This article is more than 10 years old.

Hotel giant Marriott International has found a new home to trade its shares.

The Bethesda, MD company said today it's decided to transfer the listing of its common stock to the NASDAQ exchange from the New York Stock Exchange.

The move is expected to take effect on Oct 21 and the company will keep its same ticker, MAR.

Marriott's CFO says the move is about cost.

"We believe this will provide us with cost-effective visibility, as well as efficient access to a portfolio of tools and opportunities to reach investors,” said Carl Berquist, Marriott’s executive vice president and chief financial officer.

Marriott, which operates over 3,800 hotel properties and reported nearly $12 billlion in revenue in 2012. Last year the company brought on Arne Sorenson as CEO after chairman Bill Marriott stepped down from the post. Sorenson has been busy building the hotel's brands out in Asia while wooing millinials at home and abroad.

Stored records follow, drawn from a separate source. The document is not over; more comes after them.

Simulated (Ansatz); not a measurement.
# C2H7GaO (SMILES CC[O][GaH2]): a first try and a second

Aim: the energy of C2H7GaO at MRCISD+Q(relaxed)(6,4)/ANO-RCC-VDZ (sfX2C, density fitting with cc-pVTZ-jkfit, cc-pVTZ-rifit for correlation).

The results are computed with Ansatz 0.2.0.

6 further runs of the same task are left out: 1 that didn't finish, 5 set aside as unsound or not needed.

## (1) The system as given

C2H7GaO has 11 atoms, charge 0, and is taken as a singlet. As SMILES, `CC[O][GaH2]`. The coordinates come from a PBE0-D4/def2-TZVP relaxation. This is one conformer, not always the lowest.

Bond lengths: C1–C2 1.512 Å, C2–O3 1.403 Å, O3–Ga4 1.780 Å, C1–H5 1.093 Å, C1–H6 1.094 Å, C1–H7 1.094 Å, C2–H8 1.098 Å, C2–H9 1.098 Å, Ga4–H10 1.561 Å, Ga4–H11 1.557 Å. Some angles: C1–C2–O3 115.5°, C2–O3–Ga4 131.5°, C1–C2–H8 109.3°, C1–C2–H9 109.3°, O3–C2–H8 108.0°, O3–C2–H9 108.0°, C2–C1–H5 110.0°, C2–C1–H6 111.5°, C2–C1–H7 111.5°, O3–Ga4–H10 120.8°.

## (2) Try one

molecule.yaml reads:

He's is also changing the way Marriott makes decisions by putting more power in the hands of executives around the world rather than funneling all decisions to the company's Bethesda headquarters. In an interview with Forbes earlier this year Sorenson said, “For decades, we’ve been a standards-driven--sometimes detailed-standards driven—company. But we’ve got to relearn our instincts and impulses."

Most of Marriott's pubic competitors trade on the New York Stock exchange including Barry Sternlicht's Starwood Hotel & Resorts, Hyatt Hotels, InterContinental Hotels Group.

Rival Hilton Worldwide filed to go public in September but there's no word yet where its owner, Blackstone, plans to trade its shares.